Re: Hot plug vs. reliability

From: Matthias Fouquet-Lapar (mfl_at_kernel.paris.sgi.com)
Date: 05/27/04

  • Next message: Ingo Molnar: "[patch] io-apic cleanup #2, BK-curr"
    To: Zoltan.Menyhart@bull.net
    Date:	Thu, 27 May 2004 17:02:14 +0200 (CEST)
    
    

    > I agree, in this case there is no loss of MTBF.
    > Yet let's call this activity as run time re-partitioning of the machine.
    > (Most people - me too - consider hot plugging as physically plugging
    > things in / out.)

    You're right, it's confusing and I made the same assumptions you make :
    physically moving parts. (and I worked on a systems a couple of years
    back where we actually had hotswap :-))

    > But the new comers are tested in a different environment, with
    > different tolerance range. I just simply do not trust :-)

    Not really. It's up to the vendor and at least here at SGI we have pretty
    tight rules and tolerances.

    > I do not think the timing / the delays are auto adjusting. You select
    > a component X to work next to the component Y because you know that
    > X in "here" and Y in "there" in the tolerance range...

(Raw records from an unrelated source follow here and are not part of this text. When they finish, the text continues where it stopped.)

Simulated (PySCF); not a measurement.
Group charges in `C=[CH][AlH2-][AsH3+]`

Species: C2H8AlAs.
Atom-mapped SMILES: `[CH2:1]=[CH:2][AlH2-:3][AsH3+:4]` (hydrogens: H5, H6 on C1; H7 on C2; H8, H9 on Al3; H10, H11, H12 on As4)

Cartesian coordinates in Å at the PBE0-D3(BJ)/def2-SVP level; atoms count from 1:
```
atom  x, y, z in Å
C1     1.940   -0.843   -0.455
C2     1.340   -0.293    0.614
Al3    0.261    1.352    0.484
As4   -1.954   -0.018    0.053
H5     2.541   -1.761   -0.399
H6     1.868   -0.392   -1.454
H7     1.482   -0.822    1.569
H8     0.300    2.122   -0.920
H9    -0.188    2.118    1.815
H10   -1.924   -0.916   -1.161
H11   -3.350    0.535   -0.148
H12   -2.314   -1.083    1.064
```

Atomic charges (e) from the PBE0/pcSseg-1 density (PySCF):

    They do (impedance match). An example are SRAMs used for CPUs with external
    caches for example. I've learned a lot about that :-)). You also
    have stuff like auto-learning for echo-clock timings etc, but this is really
    very platform and CPU specific

    > I think the OS has to be platform independent. How can a platform independent
    > OS know if <n> errors of this / that type requires what intervention ?
    > We'll have the same binary of the OS (+ drivers) for a small desk top or
    > for a 32 CPU "main frame". Only the firmware is different...

    An OS is never platform independent, there always is a machine dependant layer.
    I'm not really concerned about the total numbers of errors in a system,
    regardless if we have one, 32 or 512 CPUs. If we see a component starting to
    fail, it should be isolated in order to avoid catastrophic failure

    > Most of our clients just do not want to touch their 10 year old rubbish
    > Fortran programs. If I get a hint of danger (today it does not come from the FW)
    > I could take a check point and call for service intervention...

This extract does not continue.